Bozizé rose to become a high-ranking army officer in the 1970s, under the regime of Jean-Bédel Bokassa; after Bokassa was ousted, Bozizé served in the government as Minister of Defense from 1979 to 1981 and as Minister of Information from 1981 to 1982. He participated in a failed 1982 coup attempt against President André Kolingba and subsequently fled the country. Years later, he served as Army Chief of Staff under President Ange-Félix Patassé, but he began a rebellion against Patassé in 2001.

Bozizé's forces captured Bangui in March 2003, while President Ange-Félix Patassé was outside the country, and Bozizé took power, ushering in a transitional period of government. He won the March–May 2005 presidential election in a second round of voting, and he was re-elected in the January 2011 presidential election, winning the vote in the first round.
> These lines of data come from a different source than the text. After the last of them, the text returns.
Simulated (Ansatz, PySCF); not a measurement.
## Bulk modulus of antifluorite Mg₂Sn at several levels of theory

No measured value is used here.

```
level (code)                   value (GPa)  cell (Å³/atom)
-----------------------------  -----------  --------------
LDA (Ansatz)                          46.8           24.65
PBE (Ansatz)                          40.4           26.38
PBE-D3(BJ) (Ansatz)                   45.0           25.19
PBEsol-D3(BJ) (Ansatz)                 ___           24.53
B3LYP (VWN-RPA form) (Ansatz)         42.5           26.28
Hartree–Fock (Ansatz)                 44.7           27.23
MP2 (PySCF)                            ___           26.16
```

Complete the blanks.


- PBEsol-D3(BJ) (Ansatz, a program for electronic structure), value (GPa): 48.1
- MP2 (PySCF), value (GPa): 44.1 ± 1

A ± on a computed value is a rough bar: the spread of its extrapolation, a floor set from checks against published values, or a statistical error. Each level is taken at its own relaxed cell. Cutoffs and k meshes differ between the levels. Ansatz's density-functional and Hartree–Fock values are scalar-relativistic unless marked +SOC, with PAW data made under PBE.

Early life and Kolingba's rule

Bozizé was born in Gabon, a member of the Gbaya people, and attended a military officers' training college in the Central African province of Bouar.[1] He became a second lieutenant in 1969 and a captain in 1975.[1] He was appointed Brigadier General[1] by Emperor Jean-Bédel Bokassa in 1978, after he beat a French noncommissioned officer who had disrespected the president.[2][3] With General Josyhat Mayomokala, Bozizé ordered military personnel to attack young demonstrators who were asking for their parents' arrears.[4] After Bokassa was ousted by David Dacko in 1979, Bozizé was appointed Minister of Defense.[1] Following Dacko's ouster by André Kolingba in September 1981, Bozizé was appointed Minister of Information, but fled to the north of the country with 100 soldiers after his involvement in a failed coup attempt led by Ange-Félix Patassé on 3 March 1982,[5] in which he accused Kolingba of treason and proclaimed the change of power on Radio Bangui.[6] He then obtained refuge in France.[7] Bozizé was arrested in Cotonou, Benin in July 1989, and imprisoned and tortured. He was put on trial by Kolingba on charges of helping the coup d'état in May but was acquitted on 24 September 1991 and released from prison on 1 December.[1][8] He then sought refuge in France,[3] where he remained for nearly two years.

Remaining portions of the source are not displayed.